Warshaw's first success, Yars' Revenge, first started as an Atari 2600 adaptation of the arcade game Star Castle. However, as limitations became clear, Warshaw re-adapted the concept into a new game involving mutated houseflies defending their world against an alien attacker. The game was a major success and is still regarded as one of the best games made for the Atari 2600. This led Warshaw to be picked as the designer of the game adaptation of the film Raiders of the Lost Ark, which was also a commercial success and was critically acclaimed at the time.

It was his success on Raiders that led to Warshaw being chosen to design and program the ill-fated Atari 2600 adaptation of E.T. the Extra-Terrestrial. Problems began early as he was only given five weeks to go from concept to finished product. Although the game was finished on time it was poorly received and seen as being confusing and frustrating. Atari took a major financial loss on the project, which combined with other poor business decisions and conditions, led to the company being divided and sold within two years. During this time, Warshaw developed and finished another game called Saboteur, which was then re-adapted into a game based on the television series The A-Team. However, Atari was dismantled before either version could be released.

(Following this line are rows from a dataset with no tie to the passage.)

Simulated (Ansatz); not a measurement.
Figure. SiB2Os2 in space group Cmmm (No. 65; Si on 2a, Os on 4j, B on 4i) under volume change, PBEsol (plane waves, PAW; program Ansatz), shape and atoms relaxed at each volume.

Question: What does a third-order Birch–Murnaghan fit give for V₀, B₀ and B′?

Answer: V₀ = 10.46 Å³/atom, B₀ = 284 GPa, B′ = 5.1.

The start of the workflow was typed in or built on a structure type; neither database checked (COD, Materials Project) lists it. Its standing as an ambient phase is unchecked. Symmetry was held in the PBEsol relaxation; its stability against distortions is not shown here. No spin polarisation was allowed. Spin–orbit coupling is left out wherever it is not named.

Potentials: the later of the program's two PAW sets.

Following the collapse of Atari, Warshaw wrote two books. The first, The Complete Book of PAN, is a guide to the card game of the same name. In the second, Conquering College, Warshaw discusses his techniques toward academic success, referred to as RASABIC (Read Ahead, Stay Ahead, Be In Class) which enabled him to graduate early and save one full year's tuition. Later, he studied video production, and released the documentary From There to Here: Scenes of Passage., a chronicle of the American immigration of two Russian women from the same family, one in 1912 and the other in 1978. Subsequently he went on to produce the multi-part documentary Once Upon Atari, a collection of interviews and stories of employees and designers at Atari during the late 1970s and early 1980s.

In 2004 classic video game enthusiasts were able to produce cartridges of Saboteur for sale at game expos. It debuted at PhillyClassic 5 where Warshaw was at hand to bless the distribution and even autograph the cartridges. That year Atari also released the Atari Flashback system that includes fifteen Atari 2600 and five Atari 7800 titles, including Saboteur.

In his games, Warshaw is also known for always leaving his initials as an Easter Egg. Along with this, in Raiders of the Lost Ark, the player can find a "Yar;" and in E.T., the player can find both a "Yar" and an "Indy."; in Yar's Revenge, if the player stays on the "mean streak" while the base is exploding, HSWWSH (his initials forwards and backwards) appear on the screen - and end the game.